- Ph.D., Materials Science and Engineering, University of California, Berkeley, 2018
- M.S., Materials Science and Engineering, University of California, Berkeley, 2016
- B.S., Materials Science and Engineering, Cornell University, 2013
- Professional Engineer Metallurgical, California, #2038
- Materials Research Society
- The Minerals, Metals & Materials Society
- Tau Beta Pi
Dr. Thurston specializes in characterization of engineering materials and their modes of failure, with a particular focus in the fatigue and fracture of traditional and exotic metallic alloys. She is experienced in the design and implementation of mechanical testing and post-testing analyses on a range of materials including metals, glasses, composites, and polymers.
Dr. Thurston has significant experience with a versatile array of fractographic and spectroscopic analysis techniques including scanning electron microscopy (SEM), fluorescence confocal microscopy, electron backscatter diffraction (EBSD), grazing incidence x-ray diffraction (GIXD), x-ray diffraction (XRD), and Fourier-transform infrared spectroscopy (FTIR).

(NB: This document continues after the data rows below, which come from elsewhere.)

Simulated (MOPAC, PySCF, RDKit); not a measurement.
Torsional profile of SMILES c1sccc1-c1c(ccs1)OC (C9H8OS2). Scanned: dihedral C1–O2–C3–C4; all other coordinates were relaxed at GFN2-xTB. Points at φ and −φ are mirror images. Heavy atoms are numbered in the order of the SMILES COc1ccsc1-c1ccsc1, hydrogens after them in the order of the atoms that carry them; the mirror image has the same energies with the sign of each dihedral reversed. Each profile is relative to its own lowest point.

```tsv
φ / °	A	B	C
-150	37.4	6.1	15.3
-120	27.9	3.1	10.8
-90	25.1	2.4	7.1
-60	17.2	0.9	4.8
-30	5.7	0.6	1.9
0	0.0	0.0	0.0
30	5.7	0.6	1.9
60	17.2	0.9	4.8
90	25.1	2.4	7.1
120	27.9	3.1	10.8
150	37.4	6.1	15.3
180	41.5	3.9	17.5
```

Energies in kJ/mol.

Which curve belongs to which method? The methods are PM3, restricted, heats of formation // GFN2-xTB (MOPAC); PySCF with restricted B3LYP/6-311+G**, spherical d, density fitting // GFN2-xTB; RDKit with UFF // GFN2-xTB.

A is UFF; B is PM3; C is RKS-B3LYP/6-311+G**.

During her tenure as a graduate student researcher at the University of California, Berkeley and Lawrence Berkeley National Laboratory, Dr. Thurston studied the mechanical and microstructural properties of unusual metallic alloy systems such as bulk metallic glasses and 'high-entropy' alloys. She is well versed in the development and execution of mechanical testing procedures and has extensive practice working with servo-hydraulic load frames. Her thesis examined the temperature dependence of the crack-propagation behavior in the 'high-entropy' alloy CrMnFeCoNi under high-cycle fatigue with a focus on the impact of cryogenic conditions.